For Germans however, xenophobic and nationalist cards will be played. "Messages that dramatize the consequences of a NATO defeat for specific German interests could counter the widely held perception that Afghanistan is not Germany's problem. For example, messages that illustrate how a defeat in Afghanistan could heighten Germany’s exposure to terrorism, opium, and refugees might help to make the war more salient to skeptics."
Additionally, CIA analysts stress that "emphasis on the mission's multilateral and humanitarian aspects could help ease Germans' concerns about waging any kind of war while appealing to their desire to support multilateral efforts. Despite their allergy to armed conflict, Germans were willing to break precedent and use force in the Balkans in the 1990s to show commitment to their NATO allies. German respondents cited helping their allies as one of the most compelling reasons for supporting ISAF, according to an INR poll in the fall of 2009."
Considering that U.S./NATO allies jumped into the Balkans only when it became clear that German imperialism under the bankrupt government of Helmut Kohl, was intent on destroying the multicultural Yugoslav socialist state, and did so only not to be left in the dust by a resurgent unified German state with eyes clearly focused on lucrative East European markets, is a remarkable rewriting of history!
Another card which the CIA clearly intends to play is the alleged "confidence of the French and German publics in President Obama's ability to handle foreign affairs in general and Afghanistan in particular."
Indeed, appeals from America's new capo tutti capo "suggest that they would be receptive to his direct affirmation of their importance to the ISAF mission--and sensitive to direct expressions of disappointment in allies who do not help." Such direct appeals from the global Godfather "might provide at least some leverage for sustaining contributions to ISAF."
GMF polling data cited by the CIA found that "when respondents were reminded that President Obama himself had asked for increased deployments to Afghanistan, their support for granting this request increased dramatically, from 4 to 15 percent among French respondents and from 7 to 13 percent among Germans. The total percentages may be small but they suggest significant sensitivity to disappointing a president seen as broadly in sync with European concerns."

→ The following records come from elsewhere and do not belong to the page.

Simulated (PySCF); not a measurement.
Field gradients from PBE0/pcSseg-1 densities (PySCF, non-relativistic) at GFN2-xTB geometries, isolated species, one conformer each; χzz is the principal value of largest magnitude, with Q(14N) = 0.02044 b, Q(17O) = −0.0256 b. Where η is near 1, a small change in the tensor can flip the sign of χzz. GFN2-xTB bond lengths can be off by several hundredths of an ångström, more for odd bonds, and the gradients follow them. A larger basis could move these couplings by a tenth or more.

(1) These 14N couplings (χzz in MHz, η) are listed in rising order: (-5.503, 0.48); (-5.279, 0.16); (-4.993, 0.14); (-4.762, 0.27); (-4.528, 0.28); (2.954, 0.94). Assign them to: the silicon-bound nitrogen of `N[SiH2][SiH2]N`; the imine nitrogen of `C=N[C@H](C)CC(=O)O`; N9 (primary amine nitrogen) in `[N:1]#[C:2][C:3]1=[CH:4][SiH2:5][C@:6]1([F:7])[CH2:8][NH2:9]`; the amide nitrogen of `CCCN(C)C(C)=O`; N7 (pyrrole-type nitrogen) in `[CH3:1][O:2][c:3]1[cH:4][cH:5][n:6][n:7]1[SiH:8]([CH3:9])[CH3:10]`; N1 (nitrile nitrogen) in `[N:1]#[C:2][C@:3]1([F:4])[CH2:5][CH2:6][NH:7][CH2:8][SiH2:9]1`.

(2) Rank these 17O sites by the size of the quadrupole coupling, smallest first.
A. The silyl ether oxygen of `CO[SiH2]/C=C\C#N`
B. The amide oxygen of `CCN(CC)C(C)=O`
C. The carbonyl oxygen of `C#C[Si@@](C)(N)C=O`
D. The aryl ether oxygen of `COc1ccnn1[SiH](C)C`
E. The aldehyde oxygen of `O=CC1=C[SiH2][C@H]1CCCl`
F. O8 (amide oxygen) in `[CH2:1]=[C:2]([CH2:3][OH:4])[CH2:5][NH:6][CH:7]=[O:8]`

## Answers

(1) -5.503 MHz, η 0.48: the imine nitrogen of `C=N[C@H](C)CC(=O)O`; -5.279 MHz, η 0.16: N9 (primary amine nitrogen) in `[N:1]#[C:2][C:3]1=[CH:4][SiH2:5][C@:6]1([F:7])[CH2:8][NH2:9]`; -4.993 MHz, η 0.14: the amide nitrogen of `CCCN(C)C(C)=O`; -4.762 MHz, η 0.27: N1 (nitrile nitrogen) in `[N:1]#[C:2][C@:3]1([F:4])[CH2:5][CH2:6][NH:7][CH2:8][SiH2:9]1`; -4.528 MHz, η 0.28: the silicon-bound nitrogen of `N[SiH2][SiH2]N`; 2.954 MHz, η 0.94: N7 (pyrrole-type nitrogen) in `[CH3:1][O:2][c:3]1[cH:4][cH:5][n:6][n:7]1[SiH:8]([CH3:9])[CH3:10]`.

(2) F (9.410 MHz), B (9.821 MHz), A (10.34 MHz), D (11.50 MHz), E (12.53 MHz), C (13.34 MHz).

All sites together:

Another exploitable bullet point cited by the CIA are Afghan women. Accordingly, "Afghan women could serve as ideal messengers in humanizing the ISAF role in combating the Taliban because of women's ability to speak personally and credibly about their experiences under the Taliban, their aspirations for the future, and their fears of a Taliban victory."
However, as I pointed out above, only some "Afghan women" would be viewed as "ideal messengers" in these media operations. Leftist, feminist or other internal critics of the Karzai Warlord-Mafia-Islamist regime would, by definition, be excluded from such forums. For the chosen few who pass muster, "outreach initiatives that create media opportunities for Afghan women to share their stories with French, German, and other European women could help to overcome pervasive skepticism among women in Western Europe toward the ISAF mission."
Conclusion
The United States and their NATO allies are encountering stiff resistance in Afghanistan. In order to buttress political support from skeptical North American and European citizens, the CIA and their "friends" amongst the giant media conglomerates are pulling out all the stops.
The publication of the CIA's analytical document by Wikileaks, provides the antiwar movement with insight into how imperialism intends to sell the wretched Afghan war to the public.
Counterstrategies that leverage this knowledge can potentially provide critics with ammunition that directly challenge American propaganda, disarm academic, media and political sycophants and more importantly, derail the policy of waging aggressive, "preemptive" wars well into the future.